A good take on the Irish border situation.
Here is the big intellectual problem underlying a lot of what we're hearing from the UK today. It seems that a lot of people there assume that an absence of borders is the natural state of affairs & that borders are a weird aberration. The assumption is false.
As a cursory glance around the world will confirm borders are the natural state of affairs. Their absence is the aberration. You basically only have sovereign states coexisting without borders within the EU and that is because getting rid of them was the EU's great project.
The EU got rid of borders by having its member states share enough sovereignty that borders were no longer required, since those countries shared the same external trade policy, VAT regime and rules regarding product standards.
This is the only way that borders have been eliminated anywhere. It is a stunning achievement. It has been so successful that many Europeans today have forgotten the days when we had borders and may even assume that you never need them. Many Europeans including fervent Brexiteers
And so they argue that the UK can do whatever it wants on trade and regulation without this having implications for borders. That the UK will never introduce a border with Ireland. That if UK decisions lead to borders, this will be because the EU 'chooses' to 'reintroduce' them.
These claims might be valid if we lived in a world where the absence of borders was the natural state of affairs. Since we don't live in such a world the claims are a logical nonsense and will remain so until someone finds an alternative to the EU's border-busting recipe (CU+SM).

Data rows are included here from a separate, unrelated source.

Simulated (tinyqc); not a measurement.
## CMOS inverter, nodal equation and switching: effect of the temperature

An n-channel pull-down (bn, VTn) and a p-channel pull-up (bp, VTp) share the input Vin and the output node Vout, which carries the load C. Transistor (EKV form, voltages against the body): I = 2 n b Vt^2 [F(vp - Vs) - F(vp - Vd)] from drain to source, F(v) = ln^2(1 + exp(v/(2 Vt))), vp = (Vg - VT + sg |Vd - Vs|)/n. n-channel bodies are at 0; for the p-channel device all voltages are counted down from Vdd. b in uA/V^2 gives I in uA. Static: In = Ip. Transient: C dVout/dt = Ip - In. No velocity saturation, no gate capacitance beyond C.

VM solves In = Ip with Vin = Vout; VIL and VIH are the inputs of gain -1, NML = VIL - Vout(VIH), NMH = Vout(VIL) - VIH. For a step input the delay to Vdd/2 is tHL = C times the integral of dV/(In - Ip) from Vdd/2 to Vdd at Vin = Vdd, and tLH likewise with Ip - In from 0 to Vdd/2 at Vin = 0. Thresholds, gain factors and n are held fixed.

And there is no sign that anyone has done so yet, or will do any time soon, given that we also live in a world in which legitimate traders and taxpayers quite reasonably won't accept being ripped off by criminals illegally smuggling goods across frontiers.
(Law and order, the ability to finance public expenditure, and basic fairness tend to matter to people. The Tories need to remember this when discussing issues relating to borders with people from the rest of Europe.)
If you get rid of the arrangements that allowed borders to be removed in the first place then they will return as an automatic consequence of your decisions. Yours and no-one else's. It really is as simple as that.
However, none of this will stop many in the UK from claiming that the backstop is not required to avoid a hard border, that in a no deal scenario you wouldn't need one anyway, that if there are checks on UK goods at Calais this will constitute 'punishment', etc etc.
And while many making such claims are just being dishonest there are probably others who are genuinely confused. And one reason for that is that they've so internalised the EU's greatest success that they assume that it is the natural state of affairs.
Which is wrong and also a bit ironic.